Data Profiling
Released in Jet Analytics Data Integration 6024.1
This article describes what data profiling is, why to use data profiling, and how to check the data profile of a table in Jet Analytics Data Integration.
What is data profiling
The data profile tool can be used for data profiling, which is the process of examining, analyzing, reviewing, and summarizing data sets to gain insight into the quality of data.
What can data profiling be used for?
The data profile tool can be used to show the number of null values and outliers (based on minimum, maximum, and average), which can be used to gauge data quality and guide decisions around data cleansing.

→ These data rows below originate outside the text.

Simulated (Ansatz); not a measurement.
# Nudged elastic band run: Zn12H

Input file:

It can also be used to decide which data types make sense for a field. For example, in the case of a text field, the maximum number of characters can be used to guide the choice of data type.
Checking the Data Profile of a Table
Right-click on a table and select Data Profile.
The data profile shows information regarding each field in the table.
The data profile for the first field department_id indicates that it is an integer field with no null values, an average of 6, a minimum of 1, and a maximum of 11.
If you select the next field on the left, department_name, the data profile indicates that it is a varchar(30) field with zero null values, 11 distinct values, and a maximum length of 16 characters for a single record.
Pattern Search
The Pattern Search button can be found at the bottom of the data profile window, and can be used to explore the data and find patterns within it.
Pattern Search finds a specific number of rows matching a LIKE or NOT LIKE search phrase. A percentage sign can be used as a wildcard to search for several characters. For example, the search %ing finds all records in the department_name field ending in "ing". Further information regarding wildcard searches can be found by hovering over the information icon.
When Select top is set to unlimited, all matching records are returned. In the example above, all 4 records in the department_name field are returned.
If this property is changed from unlimited to 2, only 2 records are returned.
This functionality also works for integer fields. For example, the location_id field is an integer field, but you can still search for all location_id records that start with 2 using a LIKE 2% search.